Kimball Hill moves to stay afloat
As Kimball Hill Inc. quakes, its customers and the home-building industry hold on tight.
Chicagoans Terence and Anne Maynard have an unfinished three-bedroom home in Kimball Hill's Shelburne Farms development in Winfield.
"When we were house shopping, Neumann Homes and Kimball Hill were my two choices as the best," Terence Maynard said. "When Neumann went kaput, we really got worried."
Once top 10 home developers in the Chicago area, Warrenville-based Neumann Homes declared bankruptcy in the fall and Rolling Meadows-based Kimball Hill has warned it may soon follow.
Turnaround specialist Bill Brandt said Neumann Homes and Kimball Hill are merely the fault lines that will grow to rock the home building industry in the Chicago area in 2008.
"They are all going to fall very shortly," said Brandt, chief executive officer of DSI, an international turnaround consulting firm.
Brandt predicted Friday Kimball Hill will file for Chapter 11 bankruptcy protection within weeks.
"Their reorganization potential is not good," said Brandt, who has handled complicated home developer bankruptcies in the past.
Turnaround specialist Randall Patterson was more cautious, saying Friday he would have to see Kimball's books before predicting an outcome.
"If unsecured creditors get enough money back it might survive," said Patterson, a partner at Chicago-based Lake Pointe Partners.
Kimball Hill Chief Executive Officer Kenneth Love was not available for comment Friday.

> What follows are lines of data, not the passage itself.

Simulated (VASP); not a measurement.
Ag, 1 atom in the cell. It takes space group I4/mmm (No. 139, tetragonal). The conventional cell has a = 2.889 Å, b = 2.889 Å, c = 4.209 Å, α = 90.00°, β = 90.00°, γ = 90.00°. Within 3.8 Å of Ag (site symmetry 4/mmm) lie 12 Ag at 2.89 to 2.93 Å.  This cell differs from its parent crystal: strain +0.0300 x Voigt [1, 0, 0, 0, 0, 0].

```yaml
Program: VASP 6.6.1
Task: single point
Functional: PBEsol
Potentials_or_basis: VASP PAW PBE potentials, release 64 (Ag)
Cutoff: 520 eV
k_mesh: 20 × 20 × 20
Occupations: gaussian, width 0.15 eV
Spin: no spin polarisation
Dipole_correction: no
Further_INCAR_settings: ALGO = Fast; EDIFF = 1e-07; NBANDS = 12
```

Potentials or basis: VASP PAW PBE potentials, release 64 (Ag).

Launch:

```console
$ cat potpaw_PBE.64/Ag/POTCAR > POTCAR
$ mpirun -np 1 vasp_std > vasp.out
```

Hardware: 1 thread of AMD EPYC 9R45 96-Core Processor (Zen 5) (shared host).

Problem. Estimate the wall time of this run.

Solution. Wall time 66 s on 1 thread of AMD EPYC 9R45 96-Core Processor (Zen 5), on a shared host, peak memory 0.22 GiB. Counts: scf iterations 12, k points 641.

The landmark suburban homebuilder said in government filings Thursday it is closing its KH Mortgage unit and hiring a turnaround firm to help it head off Chapter 11 bankruptcy protection. It also intends to sell more of its properties and reduce the prices on homes.
The builder warned "cross-default" risks exist in the coming weeks that could result in cascading debt agreements.
"There are substantial doubts about whether the company will be able to continue as a going concern," the firm's auditor said recently in a filing with the Security and Exchange Commission.
The company has hired New York-based consulting firm Alvarez & Marsal North America to consider its options, "including the appointment of a chief restructuring officer and whether to seek a complete restructuring under Chapter 11 of the United States Bankruptcy Code."
A key developer of several Northwest and West Chicago suburbs, including Rolling Meadows, Kimball Hill has been laboring under the weight of a $500 million line of credit and a simultaneous housing depression. After expanding nationally in recent years to hot housing markets in California, Florida, Nevada and Texas, those same markets are now suffering the most in the worst housing downturn in years.
Kimball Hill also revealed in this week's filings it is in a joint venture in Nevada for two tracts of land on which it now maintains significant debt. The joint agreement calls for additional financial transactions in the coming weeks, involving additional debt, which could result in the default of that agreement, too.
Kimball Hill has several projects under way in the suburbs, including Sugar Grove, where its Settlers Ridge had planned to develop 2,470 homes on 1,300 acres. Just 150 to 200 permits have been applied for, according to Sugar Grove officials.
The company has been led since 1969 by area philanthropist and Harper College Trustee David K. Hill, who gave up his role as chief executive officer last year and still serves as chairman of its board. He is the son of founder Kimball Hill.
As for the Maynards, Terence said the final walk-through for their home is Feb. 28. Kimball Hill has interim financing from its banks through March 14, so Terence Maynard said he believes his home will be one of the lucky ones finished before possible bankruptcy.
"I think we made it under the wire," said Maynard. But he worries about his subdivision. "There are lots of lots there still to be done."